As the data provided has many features, we will set up **Pandas** to display all columns and rows, making it easier to explore the data.

In [None]:
pd.set_option('display.max_columns', None)
pd.set_option('display.max_rows', None)

## 1. Initial exploration

The data provided by Kaggle has already been separated into train and test datasets, each in a different CSV file.  
Both datasets have the same format, the only difference is our target variable **SalePrice** is missing in the test set.
Along with the data, a file called data_description.txt is provided which contains a description of each column (and of their values in the categorical ones).

We will start by loading the training data and doing some basic exploration to understand what we are dealing with.

In [None]:
trainrawdata_path = '../data/raw/train.csv' # Path to the training dataset
traindf = pd.read_csv(trainrawdata_path)

In [None]:
traindf.info()

We can see that our training dataset has 1460 datapoints, with 79 features (81 columns but one is **Id** and another is the target variable **SalePrice**).  
There seems to be missing data in some features, which we will explore later.

In [None]:
traindf.describe()

In [None]:
traindf.head(10)

After this first look we see that we have a mixed set of data, some columns are quantitative (numerical) like our target variable **SalePrice** or **LotArea** while many others are qualitative (categorical).  
Some of the categorical features are nominal but there are also ordinal variables like **OverallCond** which rates from 1 to 10 the overall condition of the house.

Lets have an initial look at our target variable **Saleprice**:

In [None]:
traindf['SalePrice'].describe()

In [None]:
plt.figure(figsize=(8, 5))
sns.histplot(traindf['SalePrice'], kde=True)
plt.title('Distribution of SalePrice')
plt.xlabel('SalePrice')
plt.ylabel('Frequency')
plt.show()

In [None]:
plt.figure(figsize=(8, 5))
sns.histplot(np.log1p(traindf['SalePrice']), kde=True)
plt.title('Log-Transformed SalePrice')
plt.xlabel('Log(SalePrice)')
plt.ylabel('Frequency')
plt.show()

In [None]:
plt.figure(figsize=(8, 1))
sns.boxplot(x=traindf['SalePrice'])
plt.title('Boxplot of SalePrice')
plt.show()

After an initial look at our target variable **SalePrice** we can see a right-skewed distribution.  
This is to be expected as most houses will sell around the same price with the more expensive ones being fewer in number.

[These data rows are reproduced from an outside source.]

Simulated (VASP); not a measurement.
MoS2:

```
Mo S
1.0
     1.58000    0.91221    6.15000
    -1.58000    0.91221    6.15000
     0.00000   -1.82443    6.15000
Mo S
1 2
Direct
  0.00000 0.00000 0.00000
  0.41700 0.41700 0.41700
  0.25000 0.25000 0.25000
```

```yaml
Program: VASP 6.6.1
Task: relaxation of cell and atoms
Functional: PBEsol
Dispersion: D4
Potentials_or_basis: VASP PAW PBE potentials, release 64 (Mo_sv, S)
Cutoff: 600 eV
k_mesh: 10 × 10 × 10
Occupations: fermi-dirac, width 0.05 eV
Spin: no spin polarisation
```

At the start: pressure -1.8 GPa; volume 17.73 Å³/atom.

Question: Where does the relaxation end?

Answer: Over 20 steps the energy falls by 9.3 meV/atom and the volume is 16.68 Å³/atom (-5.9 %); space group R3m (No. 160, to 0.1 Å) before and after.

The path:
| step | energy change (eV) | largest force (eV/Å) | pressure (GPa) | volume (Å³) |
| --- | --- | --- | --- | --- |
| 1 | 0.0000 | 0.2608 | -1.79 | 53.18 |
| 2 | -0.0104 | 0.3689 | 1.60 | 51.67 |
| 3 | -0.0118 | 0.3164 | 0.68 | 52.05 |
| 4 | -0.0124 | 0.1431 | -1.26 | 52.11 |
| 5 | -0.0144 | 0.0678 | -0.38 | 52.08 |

## 2. Missing Values Analysis & Handling

### 2.1 Missing values on training dataset

Now lets look at which features have missing values and how many each have.

In [None]:
traindf.isnull().sum().sort_values(ascending=False)[lambda x: x > 0]


As per the data_description.txt file, many of these features use NA as intented value, meaning "None".  
But there are other variables where that is not the case, like **GarageYrBlt** or **MasVnrArea**.  

As there are not that many features, lets explore them manually and deal with them accordingly.

**PoolQC** is a categorical variable which describes the quality of the pool, NA is not one of the categories but given that there is no category for "No pool", those 1453 missing values should mean that those 1453 houses have no pool.  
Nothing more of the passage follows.